The S.C. Department of Commerce is asking the local circuit court for relief from more than $1.2 million in transfer fees and strict covenants in association with the state’s controversial purchase of 240 acres at the old Navy Yard in North Charleston. The state acquired the foreclosed property late last year for new train tracks servicing local Norfolk Southern rail traffic, as well as for relocated Clemson facilities displaced in the plan for a state-owned rail yard near the new Charleston Port terminal at the south end of the old base.

Following agreements in 2002 with the State Ports Authority to keep rail out of the north end of the Navy Yard, the City of North Charleston aggressively pursued an urban redevelopment called The Navy Yard at Noisette. A large portion of the property fell into foreclosure and into the state’s hands last year, but approximately 100 acres remain. The property owners left are the defendants in the suit. The Commerce Department is claiming standard transfer fees involved in the sale of the property don’t apply to the state’s complicated purchase, which was done in secret over several months last fall.

The complaint also attempts to void restrictions and covenants placed on development at the site, claiming that the Navy Yard at Noisette as envisioned is a failure. It is a line that has been used time and again by supporters of the state’s rail plan, but it ignores the fact that there are thriving businesses on the ground. It’s important to note that the state Commerce Department hasn’t, until this point, made such a bold declaration that the urban redevelopment dreamed of at the Navy Yard could not happen.

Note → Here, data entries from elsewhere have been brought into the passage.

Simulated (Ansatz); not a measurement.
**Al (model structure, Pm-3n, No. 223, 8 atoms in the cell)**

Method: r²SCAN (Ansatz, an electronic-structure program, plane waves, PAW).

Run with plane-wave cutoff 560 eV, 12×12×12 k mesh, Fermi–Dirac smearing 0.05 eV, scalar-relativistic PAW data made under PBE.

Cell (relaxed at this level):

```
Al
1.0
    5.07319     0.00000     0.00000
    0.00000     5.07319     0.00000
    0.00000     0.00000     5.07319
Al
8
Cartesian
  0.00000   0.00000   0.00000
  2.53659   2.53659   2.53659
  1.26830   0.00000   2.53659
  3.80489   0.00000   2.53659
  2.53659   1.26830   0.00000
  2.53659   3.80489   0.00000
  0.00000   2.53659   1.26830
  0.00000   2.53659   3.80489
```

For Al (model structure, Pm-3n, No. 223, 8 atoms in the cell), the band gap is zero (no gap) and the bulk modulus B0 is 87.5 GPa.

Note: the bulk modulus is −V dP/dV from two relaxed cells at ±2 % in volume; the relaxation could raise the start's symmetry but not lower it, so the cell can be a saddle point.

“The South Carolina Department of Commerce, Division of Public Railways cannot and will not transform the property into the prototypical New American City,” according to the court filing. Instead, they’ll be laying train tracks, but also plan to make some portion of the rest of the site available to Clemson University. Land that had been gifted by the city to Clemson for the school’s wind turbine testing program has been condemned for the state’s proposed rail yard.